Note: I’ve been wanting to write about the birth of Aidan for some time.. but it’s a hard topic for me to confront . So I’ve decided to do it little by little, if and when I can. I suspect my feelings will change over time, they often have.. but I still need to get these feelings out there. Today’s installment is less about the events around his birth and more a question about how we can raise our children not to be ashamed of their bodies.
From the time we can understand concepts of nudity, we are told to cover up.
We are taught to protect our privacy and be respectful of others privacy.
As women we are given bras at puberty and in recent times I’ve seen tiny bra-like tops for girl children.
We are chastised for lifting our skirts up and told to keep our legs crossed.
Then once the deed is done and we are finally opened, we give over. Apparently we don’t just open to the one man who we hopefully trust and love, but to everyone else as well.
Our arms are uncovered so we can be stuck with needles and blood taken from us.
Our legs are forced open and our insides are probed all “for the wellbeing of you and your child”.
We are watched, monitored, scrutinised, often naked or half naked as the agony of childbirth comes upon us.
More needles, more pain, sometimes we are cut right open, right then “for the wellbeing of you and your child”.
But no-one tells us this is ok.
No-one undoes those years of conditioning that privacy is all important.
And so instead of joy at the miracle of birth, some of us, just some of us, are left feeling forever violated.
Love for the child will give us the courage to feed them openly in public, or maybe we won’t. Maybe we will try furtively to hide our breasts and bow our bodies over the tiny life we’ve brought into the world. Maybe we will walk the lopsided walk of a proud mother, made ashamed of her body. Nowhere to hide, everything exposed. All of the things, we had been told to keep to ourselves from the moment we could understand the words.
Yet something written some time ago and read amongst the university crowds and the feminists movements, still strikes a happy chord for me.
‘Virgin’ means one as yet unmarked by them, for them. Not yet a woman in their terms…Not yet penetrated or possessed by them…A virgin is but the future for their exchanges, their commerce, and their transports. A kind of reserve for their explorations, consummations, and exploitations.1
Brutal and true. Does it have to be this way?
What if we were empowered to be open on our terms. What if in that crucial moment when it is our life and our chlid’s life on the line, we could feel OK with opening ourselves? What kind of programming early on, would it take to instill a sense of ownership like that? Certainly something stronger than “put your dress down, everyone can see your undies” that is purely based in the fear of embarrassment from others!

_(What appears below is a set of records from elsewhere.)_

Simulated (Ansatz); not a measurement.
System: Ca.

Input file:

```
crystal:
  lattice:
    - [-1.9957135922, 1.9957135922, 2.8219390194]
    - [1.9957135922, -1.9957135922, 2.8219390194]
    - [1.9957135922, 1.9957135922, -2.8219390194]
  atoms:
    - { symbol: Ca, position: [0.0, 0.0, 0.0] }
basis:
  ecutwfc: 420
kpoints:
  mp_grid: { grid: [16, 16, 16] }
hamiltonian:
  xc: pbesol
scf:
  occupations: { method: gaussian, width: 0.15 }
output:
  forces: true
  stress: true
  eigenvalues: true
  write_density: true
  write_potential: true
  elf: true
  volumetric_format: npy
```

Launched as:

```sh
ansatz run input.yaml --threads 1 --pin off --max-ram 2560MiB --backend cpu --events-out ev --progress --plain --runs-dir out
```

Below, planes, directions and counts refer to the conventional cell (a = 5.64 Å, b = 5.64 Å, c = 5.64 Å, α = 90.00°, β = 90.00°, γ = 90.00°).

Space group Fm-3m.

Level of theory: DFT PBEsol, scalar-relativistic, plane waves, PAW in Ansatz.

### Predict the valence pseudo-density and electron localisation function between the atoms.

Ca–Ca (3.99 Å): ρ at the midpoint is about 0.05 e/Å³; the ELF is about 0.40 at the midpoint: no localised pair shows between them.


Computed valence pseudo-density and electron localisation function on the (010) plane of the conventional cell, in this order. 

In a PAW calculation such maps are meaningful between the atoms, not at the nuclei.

Maybe now, three years later, I understand why they try to make you write birth plans or think harder about what will happen during birth.. maybe that is the insitutional way to empower… but I don’t think they go far enough and I don’t think they can.
I think it is now up to me – to teach my daughter that her body is beautiful, is hers, to be cared for and developed. I will teach her, that sex is not something to be ashamed of and I will abolish the word virgin from my vocab. I will share with her the realities of childbirth and make her proud that through her body a new life might come into this world and it matters not what her body looks like at ANY time before, during or after that event.
I will teach her to be proud of her body. God forbid it should ever sustain violation, but I will teach her all the same, that her body was designed to protect her soul and she alone can let attacks on the soul through those outer defences. She will learn not to measure what is inside of her, by what is on the outside of others.
I might never be able to change my programming, but it is the responsibility of one generation to pass our learnings to the next. I hope these are lessons, my daughter can use.
1Luce Irigaray, “When Our Lips Speak together,” trans. Carolyn Burke, Signs: Journal of Women in Culture and Society, vol. 6, no. 1, 1980, p. 74. This Sex Which is Not One. Cornell Univ. Press, 1984.